’Tis the night before Christmas, and the employees at the local Shop Smart are forced to work a double shift. Soon a no-good Secret Santa with questionable intentions shows up to pay off the layaway. Will greed win out or will he get put on the naughty list? Throw in a live broadcast with a disgruntled local news anchor, a once in a lifetime mystical fog, and Santa’s giant energy weapon powerful enough to destroy Earth (Pew! Pew!), and you have a superstore full of workers ready to take down the capitalist machine and ultimately help everyone celebrate the holiday in the most honest, generous way.
With Alexis Kozak
WHAT INSPIRED YOU TO WRITE THIS PLAY AND WHERE DO THE CHARACTERS COME FROM?
Maybe this play began as a fascination with the layaway at the Two Guys department store that my father worked at when I was a kid. Or maybe it was the one paragraph story in the newspaper about a store manager in middle America whose store was graced by a “Secret Santa” who paid off its layaway. Or maybe it was that I couldn’t believe that Then One Foggy Christmas Eve hadn’t been used as a movie or play title. (Go ahead, Google it. You’ll see.)
I have tried many times to write plays that capture the holiday spirit. The problem is, it can’t be bottled. The minute December 26th rolls around, the energy of the season begins to drop out. Every November, I would say to myself, “Oh yeah, maybe I will finish that Christmas play this year.” Each year, I started work on Foggy earlier and earlier, trying to outrun the Christmas deadline, and every year I would fail. That is, of course, until I started working on it in June.
For four years, this play was the story of two brothers dueling over a Christmas book that one of the brothers turned into a movie script and became famous for and then came back to pay off the layaway. I often write about bad family situations, but, in this case, it was just no darn fun. The writing of the play would stall out, because I was trying too hard to copy real life. I finally came to the realization that a play is fiction after all, right? The evil Hollywood brother became steel magnate Jebediah Zagalon. The newspaper’s store manager became Rudy Reins. And with that, everything else began to fall into place.

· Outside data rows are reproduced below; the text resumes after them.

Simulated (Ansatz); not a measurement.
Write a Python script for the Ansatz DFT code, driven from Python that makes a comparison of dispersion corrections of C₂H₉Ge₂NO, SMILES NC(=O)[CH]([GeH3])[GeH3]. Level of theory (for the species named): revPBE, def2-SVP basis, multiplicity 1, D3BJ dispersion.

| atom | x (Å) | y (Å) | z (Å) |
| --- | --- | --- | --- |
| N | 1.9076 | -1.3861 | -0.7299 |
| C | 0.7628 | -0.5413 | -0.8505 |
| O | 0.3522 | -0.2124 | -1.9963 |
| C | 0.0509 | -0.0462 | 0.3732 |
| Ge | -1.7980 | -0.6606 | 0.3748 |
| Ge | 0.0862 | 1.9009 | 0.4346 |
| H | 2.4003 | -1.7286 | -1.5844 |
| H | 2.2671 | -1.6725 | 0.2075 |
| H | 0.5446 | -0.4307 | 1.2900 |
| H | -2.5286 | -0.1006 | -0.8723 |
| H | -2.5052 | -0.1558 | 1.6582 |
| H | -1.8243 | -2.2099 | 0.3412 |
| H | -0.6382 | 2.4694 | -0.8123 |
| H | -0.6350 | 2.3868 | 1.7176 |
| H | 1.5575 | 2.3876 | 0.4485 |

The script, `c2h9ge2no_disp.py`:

All that, and, I am suspicious of a world with no magic. So, let’s believe a little bit.
WHAT’S YOUR FAVORITE PART OR LINE IN THE PLAY? WHY?
I love the idea that Santa might have a secret weapon that he is using to secretly hold the Earth hostage…because maybe he does. So I love that Wolf gets to act out Santa’s destruction of the planet and then faces down the store’s own photo Santa.
WHAT DID YOU TRY TO ACHIEVE WITH THIS PLAY?
I wanted to create a world with magic in it. I truly believe that there is magic in the real world. As a playwright, I think that a sense of the unexplainable lifts scripts that would otherwise be television to a higher theatrical level. I also wanted a leading character with a huge character arc, what I think of as a one-eighty, where a character starts in one place or direction and totally swings to the complete opposite by the end of the play.